Leader in Chicago youth poetry scene speaks at Global Engagement Summit

Sam Krevlin, Reporter

Kevin Coval, a leader in Chicago’s poetry scene, spoke about how hip-hop can inspire and unify the city’s youth during an hour-long talk at the Global Engagement Summit on Friday.

Speaking to more than 100 people in McCormick Auditorium, Coval, artistic director of Young Chicago Authors, touched on several topics including growing up with divorced parents, falling in love with hip-hop, attending open-mic events and ultimately bringing artists together to forge a tightly-knit hip-hop community.  

Roughly 15 years ago, Coval said he realized there was an emerging group of young writers who did not have an organized platform. Around that time, he helped found Louder Than a Bomb, a poetry slam for teenage Chicago-area poets. He said he saw how a creative outlet can change a community.
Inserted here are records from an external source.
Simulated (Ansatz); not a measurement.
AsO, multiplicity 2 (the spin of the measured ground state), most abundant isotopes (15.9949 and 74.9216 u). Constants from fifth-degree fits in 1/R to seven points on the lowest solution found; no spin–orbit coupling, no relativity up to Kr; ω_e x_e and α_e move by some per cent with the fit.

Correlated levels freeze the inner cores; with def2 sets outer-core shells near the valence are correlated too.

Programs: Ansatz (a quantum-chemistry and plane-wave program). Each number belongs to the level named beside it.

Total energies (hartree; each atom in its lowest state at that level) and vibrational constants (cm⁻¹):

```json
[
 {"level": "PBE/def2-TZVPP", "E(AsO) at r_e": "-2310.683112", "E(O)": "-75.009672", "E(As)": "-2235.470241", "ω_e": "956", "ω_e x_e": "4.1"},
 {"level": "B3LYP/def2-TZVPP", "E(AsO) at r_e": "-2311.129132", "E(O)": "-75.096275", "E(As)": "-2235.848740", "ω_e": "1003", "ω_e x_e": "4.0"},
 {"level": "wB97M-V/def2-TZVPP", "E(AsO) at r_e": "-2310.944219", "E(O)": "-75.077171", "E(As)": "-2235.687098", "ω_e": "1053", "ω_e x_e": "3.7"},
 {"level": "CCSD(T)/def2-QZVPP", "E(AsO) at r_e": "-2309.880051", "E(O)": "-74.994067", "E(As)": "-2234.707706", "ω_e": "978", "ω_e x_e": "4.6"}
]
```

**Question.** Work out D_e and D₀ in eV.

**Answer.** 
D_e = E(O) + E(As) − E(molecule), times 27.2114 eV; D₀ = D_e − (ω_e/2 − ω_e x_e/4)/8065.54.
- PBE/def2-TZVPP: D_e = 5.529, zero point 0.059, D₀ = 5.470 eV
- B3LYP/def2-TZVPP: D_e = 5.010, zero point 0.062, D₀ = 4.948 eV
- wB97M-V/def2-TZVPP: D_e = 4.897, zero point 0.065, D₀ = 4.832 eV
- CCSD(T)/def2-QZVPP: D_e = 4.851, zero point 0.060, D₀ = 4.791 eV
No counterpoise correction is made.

“We began to keep young people in school,” Coval said. “We gave them the tools of creation, which is what hip-hop has been doing since 1973. It’s taken away guns and drugs and knives and bats and given them spray tans and records and pens and microphones and the brain in order to create something that ultimately the planet has never seen before.”

Coval said he has worked with some of Chicago’s most promising young artists. For example, he said he workshopped lyrics from a young Chance the Rapper — who headlined a show at the Chicago Theatre later that same day.

“We are in the midst of quite literally the most exciting time in the history of Chicago music,” Coval said. “This is saying a lot, considering Muddy Waters came to Chicago, plugged in and made the blues electrify. … Chicago right now is poppin’”

Coval spoke as part of GES, an annual conference that brings together students from multiple continents for workshops and lectures that aim to promote empowerment and social change.

Weinberg seniors Kyle Allen-Niesen and Diego Henriquez-Garcia, co-directors of GES, said they see Coval as a bridge between an internationally-focused conference and the work going on just outside “the Northwestern bubble.”

“He is part of an incredible artistic movement that is happening in our own backyard, and you can participate in it,” Allen-Niesen said. “We are hoping that some of the experiences that he has had in his stories can inspire some of our delegates who are not from Northwestern as an example of someone who took art and tried to impact his community.”

Allen-Niesen also said although most workshops are closed off from the public to focus on the delegates, the GES executive board felt it was important for the entire NU community to have a chance to hear from Coval, stressing that his message has a broad appeal.

“Realizing the power of your own voice and that no matter what age you are or where you are on some socioeconomic or power strata, you can still make change by the words that come out of your mouth,” Henriquez-Garcia said.